Whether designing a baseball stadium, ballet theater, or museum, BIG (Bjarke Ingels Group) always has something up its sleeve. The Hungarian Natural History Museum is no exception. BIG won an international competition to design the 23,000-square-meter institution thanks to its innovative concept that sees three landscaped ribbons creating a new space for science.
Set in the Great Forest of Hungary’s second-largest city, Debrecen, the future museum will rise from the forest floor. With its green roofs and charred timber facade, the museum will blend into its environment while providing light and bright exhibition halls for the permanent collection.
In a way, the museum, which is designed as partially sunken underground, will become a fundamental part of the landscape; it’s fitting given the function of a natural history museum. Accessible on all sides and filled with open plazas and winding forest paths, it will open up new community spaces. And in doing so, it will allow visitors to see the connection between science, architecture, and nature.
“We envisioned the Hungarian Natural History Museum as an integrated part of its environment, both shaped by and shaping the landscape around it,” shares BIG Partner Hanna Johansson. “Constructed from mass timber, the building features a facade of locally sourced charred timber panels that emerge from the ground, blurring the lines between architecture and wilderness.”
Inside, the spacious exhibition areas formed by the ribbons are the perfect setting for magnificent displays of dinosaur fossils and other natural materials. In addition to five permanent galleries and a temporary exhibition space, the museum will have a library and restaurant offering views into the forest canopy, while below, a learning hub hosts workshops, play spaces, and research labs for students, families, and staff.

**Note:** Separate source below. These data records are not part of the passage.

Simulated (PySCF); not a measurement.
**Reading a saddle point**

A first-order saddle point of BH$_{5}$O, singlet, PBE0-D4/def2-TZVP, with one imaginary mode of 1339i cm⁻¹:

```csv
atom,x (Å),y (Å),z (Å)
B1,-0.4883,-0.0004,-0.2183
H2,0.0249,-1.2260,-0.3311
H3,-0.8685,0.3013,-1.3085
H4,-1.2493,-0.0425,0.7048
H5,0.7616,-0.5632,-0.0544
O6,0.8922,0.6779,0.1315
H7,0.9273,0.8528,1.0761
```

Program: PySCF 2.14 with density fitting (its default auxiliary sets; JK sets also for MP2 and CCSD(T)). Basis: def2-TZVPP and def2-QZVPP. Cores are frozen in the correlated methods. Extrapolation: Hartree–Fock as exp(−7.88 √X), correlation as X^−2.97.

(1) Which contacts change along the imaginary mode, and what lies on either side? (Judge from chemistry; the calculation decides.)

While no official construction timeline has been given, it should be open by 2030, as it’s part of a wider plan to position Debrecen as a hub for education and culture by that time.
BIG has won an international competition to design the Hungarian Natural History Museum.
The museum, which is partially sunken into the ground, features a charred timber facade and landscaped roofs.
The ribbon-like roofs create light, airy exhibition halls befitting of a natural history museum.
By emerging from the forest floor, the museum becomes an integral part of the landscape.